[PATCH 2/4] writeback: Avoid softlockup when switching many inodes

Jan Kara <jack@xxxxxxx> · Tue, 9 Sep 2025 16:44:03 +0200

process_inode_switch_wbs_work() can be switching over 100 inodes to a
different cgroup. Since switching an inode requires counting all dirty &
under-writeback pages in the address space of each inode, this can take
a significant amount of time. Add a possibility to reschedule after
processing each inode to avoid softlockups.

Signed-off-by: Jan Kara <jack@xxxxxxx>
---
 fs/fs-writeback.c | 11 ++++++++++-
 1 file changed, 10 insertions(+), 1 deletion(-)

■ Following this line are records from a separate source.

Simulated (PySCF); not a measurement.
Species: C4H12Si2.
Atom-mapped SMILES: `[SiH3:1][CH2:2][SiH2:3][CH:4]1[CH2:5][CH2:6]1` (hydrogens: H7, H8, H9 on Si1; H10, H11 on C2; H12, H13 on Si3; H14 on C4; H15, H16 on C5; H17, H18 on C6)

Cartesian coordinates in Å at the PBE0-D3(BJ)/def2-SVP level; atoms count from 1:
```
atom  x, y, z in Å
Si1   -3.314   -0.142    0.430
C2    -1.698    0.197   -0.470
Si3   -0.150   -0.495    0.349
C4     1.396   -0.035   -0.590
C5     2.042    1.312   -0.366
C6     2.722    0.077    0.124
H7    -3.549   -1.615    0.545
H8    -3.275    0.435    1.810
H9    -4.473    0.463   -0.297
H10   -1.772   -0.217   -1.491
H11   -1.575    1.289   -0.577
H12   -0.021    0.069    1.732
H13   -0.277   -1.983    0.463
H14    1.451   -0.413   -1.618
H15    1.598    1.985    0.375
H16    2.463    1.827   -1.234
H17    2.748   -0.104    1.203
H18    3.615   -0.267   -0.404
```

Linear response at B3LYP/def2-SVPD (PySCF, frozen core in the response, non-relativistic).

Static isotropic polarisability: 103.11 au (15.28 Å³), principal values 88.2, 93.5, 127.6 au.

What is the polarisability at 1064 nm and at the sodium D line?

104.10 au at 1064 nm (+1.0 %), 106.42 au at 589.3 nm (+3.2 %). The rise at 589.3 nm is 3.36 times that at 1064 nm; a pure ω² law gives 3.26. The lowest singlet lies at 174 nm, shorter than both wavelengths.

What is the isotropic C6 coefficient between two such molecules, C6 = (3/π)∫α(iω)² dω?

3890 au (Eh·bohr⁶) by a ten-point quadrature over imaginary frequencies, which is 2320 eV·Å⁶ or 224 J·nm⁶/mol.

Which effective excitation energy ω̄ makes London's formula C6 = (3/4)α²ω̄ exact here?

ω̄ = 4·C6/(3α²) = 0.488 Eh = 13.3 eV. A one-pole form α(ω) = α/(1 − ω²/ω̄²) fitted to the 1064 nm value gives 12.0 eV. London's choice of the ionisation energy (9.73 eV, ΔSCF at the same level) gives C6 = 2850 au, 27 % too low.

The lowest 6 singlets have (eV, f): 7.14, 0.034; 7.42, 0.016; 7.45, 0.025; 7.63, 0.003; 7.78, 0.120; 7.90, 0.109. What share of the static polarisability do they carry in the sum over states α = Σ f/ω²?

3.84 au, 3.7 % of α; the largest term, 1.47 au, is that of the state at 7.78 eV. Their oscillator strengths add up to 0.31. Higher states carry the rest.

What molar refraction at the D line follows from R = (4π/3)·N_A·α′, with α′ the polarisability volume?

diff --git a/fs/fs-writeback.c b/fs/fs-writeback.c
index 3f3e6efd5d78..125f477c34c1 100644
--- a/fs/fs-writeback.c
+++ b/fs/fs-writeback.c
@@ -502,6 +502,7 @@ static void process_inode_switch_wbs_work(struct inode_switch_wbs_context *isw)
 	 */
 	down_read(&bdi->wb_switch_rwsem);
 
+	inodep = isw->inodes;
 	/*
 	 * By the time control reaches here, RCU grace period has passed
 	 * since I_WB_SWITCH assertion and all wb stat update transactions
@@ -512,6 +513,7 @@ static void process_inode_switch_wbs_work(struct inode_switch_wbs_context *isw)
 	 * gives us exclusion against all wb related operations on @inode
 	 * including IO list manipulations and stat updates.
 	 */
+relock:
 	if (old_wb < new_wb) {
 		spin_lock(&old_wb->list_lock);
 		spin_lock_nested(&new_wb->list_lock, SINGLE_DEPTH_NESTING);
@@ -520,10 +522,17 @@ static void process_inode_switch_wbs_work(struct inode_switch_wbs_context *isw)
 		spin_lock_nested(&old_wb->list_lock, SINGLE_DEPTH_NESTING);
 	}
 
-	for (inodep = isw->inodes; *inodep; inodep++) {
+	while (*inodep) {
 		WARN_ON_ONCE((*inodep)->i_wb != old_wb);
 		if (inode_do_switch_wbs(*inodep, old_wb, new_wb))
 			nr_switched++;
+		inodep++;
+		if (*inodep && need_resched()) {
+			spin_unlock(&new_wb->list_lock);
+			spin_unlock(&old_wb->list_lock);
+			cond_resched();
+			goto relock;
+		}
 	}
 
 	spin_unlock(&new_wb->list_lock);
-- 
2.51.0